Ouedraogo receives proposal on stronger ECOWAS Parliament

Abuja, Nigeria (PANA) - ECOWAS Commission President Kadre Desire Ouedraogo has received a draft legal instrument for the enhancement of the powers of the Community’s 120-member Parliament, the Commission said in a statement Wednesday.

The President used the opportunity to extol the importance of  the institution to regional integration.

“The parliament is a key institution of the Community that has an important role to play in our integration process,” he said while receiving the draft Supplementary Act from ECOWAS Parliament Speaker Ike Ekwereremadu at the Commission headquarters in the Nigerian capital, Abuja, Tuesday.

The draft Act was the outcome of a study undertaken at the behest of the parliament, in compliance with Article 4 of the Supplementary Protocol on the parliament which provides that the powers of the institution “shall be progressively enhanced from advisory  to co-decision
making  and subsequently to a law making role in areas to be defined” by regional leaders.

The 12-year-old institution was set up with a mandate to advise on 13 main areas, including the interconnection of communication links, interconnection of network, public health, common education policy, youth and sports, treaty review, social integration, community citizenship
and social integration among others.

Ambassador Ouedraogo hailed the study as a “major step in the transformation of the parliament” in the spirit of the ECOWAS vision 2020 for a citizen centred community, whose programmes are not only citizen-driven but meant to respond to their yearnings.

While lauding the initiative of the study, he promised to take “all necessary steps to process the proposal through the Community’s decision making structures.”

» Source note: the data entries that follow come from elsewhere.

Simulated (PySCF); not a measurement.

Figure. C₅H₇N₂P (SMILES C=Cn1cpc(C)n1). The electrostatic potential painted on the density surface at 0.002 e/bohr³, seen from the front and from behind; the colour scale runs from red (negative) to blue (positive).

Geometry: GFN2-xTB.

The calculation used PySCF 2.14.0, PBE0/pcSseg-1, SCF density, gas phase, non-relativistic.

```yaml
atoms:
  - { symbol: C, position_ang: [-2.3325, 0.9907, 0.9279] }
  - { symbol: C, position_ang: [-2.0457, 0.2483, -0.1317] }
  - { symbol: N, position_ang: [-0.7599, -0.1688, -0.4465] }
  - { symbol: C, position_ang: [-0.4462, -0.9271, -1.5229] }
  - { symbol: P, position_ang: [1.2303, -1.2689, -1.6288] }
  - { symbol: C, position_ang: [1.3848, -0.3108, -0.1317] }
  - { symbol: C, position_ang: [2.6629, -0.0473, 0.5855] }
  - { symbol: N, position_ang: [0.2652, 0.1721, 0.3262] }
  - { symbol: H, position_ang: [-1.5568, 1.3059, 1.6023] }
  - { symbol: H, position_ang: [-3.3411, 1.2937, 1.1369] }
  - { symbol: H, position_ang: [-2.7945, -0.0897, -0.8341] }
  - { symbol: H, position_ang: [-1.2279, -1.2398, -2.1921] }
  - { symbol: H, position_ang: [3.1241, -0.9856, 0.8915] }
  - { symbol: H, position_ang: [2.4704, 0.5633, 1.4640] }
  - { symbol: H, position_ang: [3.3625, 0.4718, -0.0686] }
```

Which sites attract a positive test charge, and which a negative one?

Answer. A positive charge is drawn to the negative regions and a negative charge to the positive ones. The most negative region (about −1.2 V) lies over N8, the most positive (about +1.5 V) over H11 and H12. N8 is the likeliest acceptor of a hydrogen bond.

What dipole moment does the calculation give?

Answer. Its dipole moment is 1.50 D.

Earlier, the speaker had solicited the cooperation of the Commission in the campaign to enhance the powers of the parliament, consistent with the spirit of the 2006 transformation of community institutions from which the responsibilities of the parliament were excluded and in order to reflect current trends in other parliaments in Africa.

The draft Act includes proposals in the areas of elections into parliament, oversight responsibilities for the parliament, the possible integration of the parliament into the regional security architecture, the creation of an office of parliamentary ombudsman and the interactions between the parliament and national parliaments.